Stanford GSB Sloan Study Notes, Week 4, Summer quarter

Pages assigned for reading: 121 (but quite a few written assignment deadlines)

POLECON239 – Strategy Beyond Markets (prof Jha)

  • US Antitrust regulation (from Baron textbook)
    • Protecting competition does not mean protecting competitors
    • Even though it can seem that most antitrust activity in the US is enforced by strong government interest, in reality 90% of lawsuits filed under federal antitrust laws are brought by private litigants
  • Antitrust activities classification * Horizontal (inside the same industry): monopolisation, predatory pricing, price fixing, bid rigging, allocation of customers, group boycotts * Vertical (involving firms in supply arrangement or channel of distribution): allocation of territories by manufacturer among distributors/retailers, refusals to deal, exclusive dealing arrangements, resale price maintenance, reciprocal arrangements, tying (forced bundling). Also, mergers between manufacturers & suppliers/distributors. * Monopoly achieved as a result of market forces combined with a superior product (result of “superior skill, foresight and industry”) is NOT illegal.
    • Funky US legal system nuances & terms:
      • Treble damages: if an antitrust suit is filed against a firm by Department of Justice, private parties can run along with private lawsuits to request damages. (DOJ-supporting court decision makes the private follow-ups quite likely wins)
      • Per Se violations: some acts are “sufficiently egregious” so that the court doesn’t even discuss the extent _how_damaging they were. Examples today: price fixing, allocation of customers between competitors are per se violations.
        • The only defence the defendant can bring is that they did not commit the act at all.
      • Rule of reason: a possibility to evaluate if an act is “unreasonable” if literal interpretation of the too sweeping language of antitrust laws would be harmful to competition and efficiency.
        • The defendant can argue that a) they didn’t do it at all, or b) it was not unreasonable to behave as they did. For latter, the plaintiff needs to prove otherwise.
    • EU Common Market antitrust regulation
      • refers to group activities that may limit competition or constitute a barrier to trade among member states
      • allows for economic consequences for antitrust violations explicitly (thus no per se violations needed)
      • Article 81 paragraph 3 virtually grants block exemptions for things like exclusive distributorships, exclusive purchase agreements, patent licensing, motor vehicle distribution, specialisation, R&D, franchises and know-how licensing — all on the basis that firms are obligated to use the least restrictive means to achieve efficiency and some of the efficiency gains need to be passed on to consumers.
      • DG for Competition is both prosecutor and the judge. Courts only enter the picture in case of appeal.
      • EU requires a merger notification from companies registered outside EU, if their sales in EU >100M EUR. (Ex: 2001 EU blocked General Electric + Honeywell merger that 15 countries had approved already)
      • DG for Competition also monitors member states aid to companies and handles other private parties complaints to stop aid.

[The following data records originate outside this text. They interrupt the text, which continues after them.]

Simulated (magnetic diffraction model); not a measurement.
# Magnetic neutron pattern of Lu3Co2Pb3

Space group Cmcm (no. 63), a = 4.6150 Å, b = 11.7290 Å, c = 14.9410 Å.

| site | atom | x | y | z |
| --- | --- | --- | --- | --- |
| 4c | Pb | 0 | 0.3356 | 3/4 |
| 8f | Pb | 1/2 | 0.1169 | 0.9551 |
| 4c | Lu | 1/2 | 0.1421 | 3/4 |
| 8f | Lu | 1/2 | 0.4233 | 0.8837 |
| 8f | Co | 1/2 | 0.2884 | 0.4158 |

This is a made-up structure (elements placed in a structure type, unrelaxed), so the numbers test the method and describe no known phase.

MGTECON209 – Statistics & Economics (prof Oyer)

  • You want a **reliable **Beta for useful regressions
    • Standard Error (Beta) = SQRT ( Variance of Residuals / Sum of Squared Deviations of X )
      • The bigger the sample in denominator, the smaller the standard error!
    • Tips for picking a useful sample: Beta will be less realiable (SE(Beta) is higher) if
      • Residuals vary more
      • X-variable varies less
      • Sample size gets smaller
  • p-value makes only a statistical difference, not necessarily in business or economic sense. Don’t jump to conclusions.

OB289 – Negotiations (prof Neale)

  • Basic negotiation errors (Bazerman & Neale textbook)
    • You can think of market competition as a form of negotiations between competitors over industry practices (for example pricing). Which in turn can lead to the very same irrational mistakes as in any other negotiation for example the irrational escalation of commitment, where winning the other party on any terms becomes more important than, say, maximising the profits in an industry.
    • Misdirected persistence: decisionmakers are often obsessed by the small probability that escalating the conflict one step further could lead to victory.
      • People (esp leaders, politicians) want to look consistent. Persistence, even if irrational, helps to be perceived that way.
      • Organizations need systems to reward good decision making over effective impression management.
      • Focus on time and money already invested in negotiations (the sunk costs) as an argument, rather than evaluating only the future costs & benefits
      • Reactive devaluation of proposals just because they are made by adversary
      • Attempt to solve singular issues (sometimes let’s start with easy ones, sometimes the hardest ones) instead of issue “packages”; which allow for more granular compromises & trading

Other thoughs to remember (no attribution as we just agreed to Chatham House Rule for in class and for guest presentations):

  • Q: Why would you go establish your China outpost in Beijing, not in Shanghai, Hong Kong or other places with seemingly more livid business scene? A: Because the kind of China many people in the world, and inside China, are hoping to see one day will be a result of decisions made in Beijing.
  • To manage smart people moving between academic research and private industry (e.g working in the Valley), you just have at all times to know and agree on where their center of intellectual focus is. A professor consulting startups for a day a week is fine, but his success is entirely measured by his work on campus – teaching, researching, publishing, peer & student feedback. When the private sector interest takes over, this should be formed clearly as an academic break, not half-hearted contribution to school. And the person is very eagerly waited to return in a few years, with much more experience from private sector life.
  • “Sometimes my answer is ‘yes’, sometimes ‘no’ and sometimes ‘maybe’. Yet, I never say ‘yes’ when I mean ‘maybe’, or ‘maybe’ when I really mean ‘no’.”